Sony TA-FA777ES
(1999 - 2003)

In fact, this where it really ends, for Sony as well as all the others : the launch of the best and least compressed audio format ever accessible to a soon-to-be wide audience. SACD is like 10-bit / 4:4:4 video : pure signal, no loss. Unfortunately, it is big, bulky, expensive, and requires new loudspeakers, new sources and... new discs. Nearly ten years after, we all know where things are at : computers have engulfed everything and the best way to sell albums seems to either include a video track and "bonuses" aplenty or to go the download way through myspace and youtube. Attempts at quality downloading (even 24/96 high-res) are actually ongoing but whether this will make a market (even if niched-like) remains to be seen.

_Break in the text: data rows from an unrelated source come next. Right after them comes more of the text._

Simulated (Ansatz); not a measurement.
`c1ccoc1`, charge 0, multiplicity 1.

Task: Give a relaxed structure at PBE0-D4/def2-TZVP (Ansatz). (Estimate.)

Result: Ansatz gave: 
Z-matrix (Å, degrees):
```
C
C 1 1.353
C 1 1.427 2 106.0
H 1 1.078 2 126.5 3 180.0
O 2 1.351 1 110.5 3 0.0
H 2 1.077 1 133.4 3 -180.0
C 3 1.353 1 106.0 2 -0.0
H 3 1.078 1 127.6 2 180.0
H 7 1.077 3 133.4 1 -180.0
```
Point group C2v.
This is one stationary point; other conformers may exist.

So the FA777ES was Sony's last stand for 2-channel audio, for the home and the old fashioned way. Takashi Kanai was at the helm as he had been since the late 1970s. Non-magnetic and gold-plated MOS-FETs, Torus Toroidal Core transformer, copper-plated chassis (something Sony did first in the PCM-F1, along Sansui and way before Marantz started being praised for such audiophile seriousness), ultra-select parts, solid aluminium controls, heatsinks and switches - the FA777ES inherited from both the contemporary TA-N1 & TA-E1 and the 5000 series tricks while remaining price-wise accessible. It was Sony's last high-end but non-exorbitant ES pre/main amplifier - a 1999 version of the 1965 ES TA-1120.

After the immensely successful launch of the original ES separates in 1965, in between the industry high time of 1977 and the peak-to-be of 1999, the ES series saw its all-time best (ST-A7B, TA-N7B), side shows to those (TC-880-2, TTS-8000, PS-X9), its all-time best and market-wise truly successful (TA-E86B, TA-E88B, TA-N86B), a sadly badly marketed and technologically incoherent follow up series (ESPRIT, APM-8, TA-N900, TA-E900, TA-N902, SE-P900), the digital revolution (CDP-5000, CDP-101, PCM-F1), a slump in coherence but excellent amplifiers (TA-F555ES, TA-F777ES, TC-K777ESII) and what is undoubtedly Sony's last successful period -image-wise, sales-wise AND sound-wise- which began with the TA-F800ES and culminated in 1993 with the TA-F808ES, by way of magnificent pieces such as the CDP-R1 & DAS-R1, CDP-X777ES, CDP-X707ES, DTC-1500ES, DTC-2000ES, SS-A5, SS-GR1, TA-ER1 and MDR-R10 "King". And I won't even mention Beta/Digibeta video or BVM Trinitron monitors which are all undisputed industry standards : since the mid 1980s for professional Beta (before that it was U-Matic, a Sony/JVC standard) and since about always for Trintron...

In 1990, Sony was recognized in a worldwide poll as the most "positive" brand : making the more inventive and desirable products on top of having the most instantly recognizable logo - impressive.
Celebrating in 1996 its 50 years of almost continuous success, Sony interspersed those five decades with quite a few compulsively repeated contradictions and self-anihilation efforts, said efforts having in 2008 long since taken over - I won't go into this now but will post someday a detailed compilation here on TVK about that sad subject.

At any rate, you can thank Ibuka, Iwama, Ezaki, Nakajima, Kanai and the others for turning a tiny little part of the electronics industry into gems of audio engineering : musically satisfying, long-lasting and beautiful components.

The TA-FA777ES is the ultimate evolution of the last coherent ES series which started in 1994/95 with the TA-FA7ES then with the TA-FA70ES in 1997.
As the for the previous Darwinistic evolution from TA-F800ES > TA-F830ES > TA-F870ES > TA-F808ES, the ultimate FA777ES has the same basic formula as the original FA7ES but is an ultra-refined version to say the least - the ultimate. You can compare at hifi-do the inside views of the FA7ES with the one shown here of the FA777ES : close siblings indeed but a very different sound quality !

It should be noted that, besides circuit and hardware upgrades, Sony added a little souvenir from gone-by days with the TA-FA70ES : the tape monitoring switch which is the basic same design as that of the TC-880-2, PCM-F1, TC-K777, TC-K777ES, TC-K777ESII, TC-KA7ES, DTC-1500ES, DTC-2000ES and a few others. Whenever you see that little circled metal switch, you can be sure that you are facing a Sony component that was particularily well studied, engineered and built. Its absence doesn't mean you're faced with a lemon (case in point : TA-F7B and just about everything else in Sony's top lineups up to 1994), but the high-fidelity separates named above have all extremely well stood the test of time. Like all of Sony's high-end audio output, since 1965.